Is Living Fun?

   Written by on March 24, 2016 at 11:00 am

logo-wee-notesWhen you hit the hay at the end of most days can you review your baby/toddler’s day and feel confident that he had fun?  That doesn’t mean every second had to be filled with giggles, but overall, that little motion machine should have had a day filled with fun, interesting, and information-filled activity.

If it wasn’t and your baby spent much of his day whining and fussing, you may need to rethink the order of the day.  Perhaps your baby was in day care while you worked.  Be certain that it is a bright, happy, safe, and busy place.  If it is, your little guy will probably be content to spend a little time playing without your being right with him in the evening.  I would suggest, however, that you take at least ten or fifteen minutes once you are at home to cuddle and interact with him.  He misses you while the two of you are apart.

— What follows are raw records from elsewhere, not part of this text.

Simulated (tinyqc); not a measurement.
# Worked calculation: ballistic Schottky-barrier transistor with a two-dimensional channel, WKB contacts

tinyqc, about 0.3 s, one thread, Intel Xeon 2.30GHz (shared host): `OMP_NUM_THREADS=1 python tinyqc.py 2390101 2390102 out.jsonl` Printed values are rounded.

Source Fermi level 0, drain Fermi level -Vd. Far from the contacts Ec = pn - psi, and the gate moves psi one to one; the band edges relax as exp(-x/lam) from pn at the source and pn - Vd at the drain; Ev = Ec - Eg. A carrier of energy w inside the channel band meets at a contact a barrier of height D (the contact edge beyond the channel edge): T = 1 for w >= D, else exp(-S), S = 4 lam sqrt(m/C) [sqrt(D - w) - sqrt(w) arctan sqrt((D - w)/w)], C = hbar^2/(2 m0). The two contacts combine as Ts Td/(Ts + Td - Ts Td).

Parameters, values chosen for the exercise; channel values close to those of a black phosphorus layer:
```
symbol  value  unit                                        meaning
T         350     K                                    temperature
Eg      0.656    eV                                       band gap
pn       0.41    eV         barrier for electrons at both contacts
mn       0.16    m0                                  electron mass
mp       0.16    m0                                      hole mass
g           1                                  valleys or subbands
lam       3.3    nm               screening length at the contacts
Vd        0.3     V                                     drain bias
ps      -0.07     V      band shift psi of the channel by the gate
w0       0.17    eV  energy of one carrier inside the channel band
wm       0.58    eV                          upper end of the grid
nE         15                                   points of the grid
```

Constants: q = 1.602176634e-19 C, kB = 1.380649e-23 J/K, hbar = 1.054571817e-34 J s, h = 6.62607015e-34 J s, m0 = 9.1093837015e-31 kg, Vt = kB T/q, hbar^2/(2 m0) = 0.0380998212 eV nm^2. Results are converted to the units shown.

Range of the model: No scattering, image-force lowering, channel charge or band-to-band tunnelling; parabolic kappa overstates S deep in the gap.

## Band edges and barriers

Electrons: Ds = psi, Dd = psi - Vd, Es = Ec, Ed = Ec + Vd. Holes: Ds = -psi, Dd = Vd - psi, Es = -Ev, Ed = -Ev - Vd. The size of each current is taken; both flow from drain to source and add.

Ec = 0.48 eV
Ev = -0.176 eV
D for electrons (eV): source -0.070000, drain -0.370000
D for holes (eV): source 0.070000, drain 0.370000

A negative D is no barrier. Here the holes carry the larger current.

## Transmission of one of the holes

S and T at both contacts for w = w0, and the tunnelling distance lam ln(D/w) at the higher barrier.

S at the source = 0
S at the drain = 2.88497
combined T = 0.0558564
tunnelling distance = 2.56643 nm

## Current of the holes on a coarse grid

Should you be a stay-at-home mom, you need to be careful about how you spend your day.  Preschoolers under two years of age should not be allowed to watch TV.  I’ve had parents tell me that “she likes it”.  Keep in mind, young children have no sense of what is good or bad for them.  It is the responsibility of the parents to determine what their wee ones should and shouldn’t eat, see, hear, etc.  Sometimes this means we must forego shows we really want to see.

Games need not be complicated.  In fact, as a general rule, the simpler the game, the better it is.  Very young children have “magical thinking”.  If a toy disappears under a blanket, to a baby, it no longer exists and he doesn’t look for it.  To help your wee one learn that an object still exists, even though it’s out of sight, hide a bright toy under his blanket as he watches.  Ask him, “Where did it go?”  You might need to leave a corner of the toy peeking from under the blanket until he gets the idea.

Playing peek-a-boo is another game/activity to play with your baby to help with this necessary skill.  Eventually you can completely hide a toy under a sheet of paper, a towel, or blanket and he will instantly grab the cover to expose the goody underneath.  Your baby now understands “object permanence”.  He is so smart and you helped make him that way.  Good job!

A baby isn’t born understanding that the reflection in the mirror is him.  Help him by holding him in your arms and standing in front of a mirror and waving to his reflection.  Encourage him to wave so that he sees the handsome little guy waving back.  You may make silly faces.  Have your son watch you then watch your reflection as you make the same silly face.  This game has been known to calm a fussy baby.  Now that’s a very good thing.  Have fun so that your baby also has fun. And you can feel good about providing what he needs in a fun, entertaining way.  Sleep gently, you earned it.